5. In a case such as this where the defendant is relying upon an interpretation of a statutory provision and/or the construction of a contract(s), is seems to me that the judgment in McGrath v. O’Driscoll [2007] 1 ILRM is of particular relevance, where Clarke J. (as he then was) stated, at p. 210:-
      “So far as questions of law or construction are concerned the court can, on a motion for summary judgment, resolve such questions (including, where appropriate, questions of the construction of documents), but should only do so where the issues which arise are relatively straightforward and where there is no real risk of an injustice being done by determining those questions within the somewhat limited framework of a motion for summary judgment.”
6. I am satisfied that the issues raised by the defendant herein are “relatively straightforward” and that “there is no real risk of an injustice being done by determining those” arguments put forward by the defendant on a motion to enter final judgment. Further, it should be noted that at the hearing of the motion I had the benefit of detailed legal submissions together with books of the relevant authorities from Mr. Andrew Fitzpatrick S.C., on behalf of the plaintiff, and Mr. Donnchadh Woulfe B.L., on behalf of the defendant. I will now consider the defences put forward on behalf of the defendant.

Consideration of Defences
7. The first defence which I will consider is the submission by the defendant that the “Debt Resolution Agreement” amounts to a release or accord for the purposes of s. 17 of the Act of 1961.

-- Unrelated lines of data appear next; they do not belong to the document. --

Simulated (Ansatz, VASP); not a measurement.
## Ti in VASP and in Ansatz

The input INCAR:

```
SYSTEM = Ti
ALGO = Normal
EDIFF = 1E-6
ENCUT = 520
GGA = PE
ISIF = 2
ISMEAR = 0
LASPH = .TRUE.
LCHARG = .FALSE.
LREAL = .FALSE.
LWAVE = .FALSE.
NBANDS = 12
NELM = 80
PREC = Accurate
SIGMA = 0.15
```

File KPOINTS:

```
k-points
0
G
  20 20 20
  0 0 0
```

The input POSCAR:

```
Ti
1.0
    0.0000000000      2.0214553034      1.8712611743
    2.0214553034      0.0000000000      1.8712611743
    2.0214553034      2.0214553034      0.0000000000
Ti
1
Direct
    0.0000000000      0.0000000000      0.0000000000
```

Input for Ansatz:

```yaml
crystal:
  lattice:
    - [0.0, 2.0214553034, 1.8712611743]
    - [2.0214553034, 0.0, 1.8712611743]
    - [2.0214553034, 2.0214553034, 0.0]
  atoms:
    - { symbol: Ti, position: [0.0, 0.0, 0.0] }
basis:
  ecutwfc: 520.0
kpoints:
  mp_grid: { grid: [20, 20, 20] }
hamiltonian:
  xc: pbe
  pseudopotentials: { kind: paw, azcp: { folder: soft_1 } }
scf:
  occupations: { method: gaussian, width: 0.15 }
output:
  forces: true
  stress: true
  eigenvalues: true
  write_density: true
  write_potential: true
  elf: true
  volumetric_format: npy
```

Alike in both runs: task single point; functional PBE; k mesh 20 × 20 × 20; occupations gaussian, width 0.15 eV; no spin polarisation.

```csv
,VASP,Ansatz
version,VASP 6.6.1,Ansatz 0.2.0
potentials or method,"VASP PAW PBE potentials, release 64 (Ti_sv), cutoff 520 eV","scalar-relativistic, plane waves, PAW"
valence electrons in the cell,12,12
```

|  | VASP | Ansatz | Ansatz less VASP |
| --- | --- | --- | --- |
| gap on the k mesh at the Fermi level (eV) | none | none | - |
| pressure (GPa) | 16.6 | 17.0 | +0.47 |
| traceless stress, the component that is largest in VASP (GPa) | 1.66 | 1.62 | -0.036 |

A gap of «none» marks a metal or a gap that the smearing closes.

8. The defendant and the borrowers borrowed the monies from the plaintiff to fund the proposed development of a site at Greenhills, Drogheda, County Louth. The purpose of the loan was to facilitate the restructuring of an earlier loan. Prior to borrowing the said monies, the defendant and the borrowers entered into a “Joint Venture Agreement” dated 16 May 2007. Under this agreement, the parties agreed to come together to form a “joint venture” for the development of both the Greenhills site and other sites.

9. Following the issue of letters of demand by the plaintiff to the defendant and the borrowers, the borrowers entered into a “Debt Resolution Agreement” with the plaintiff on foot of which, in consideration of the sale of certain properties and subject to other stated conditions, the plaintiff forbore from pursuing the borrowers for the amount outstanding in relation to this loan.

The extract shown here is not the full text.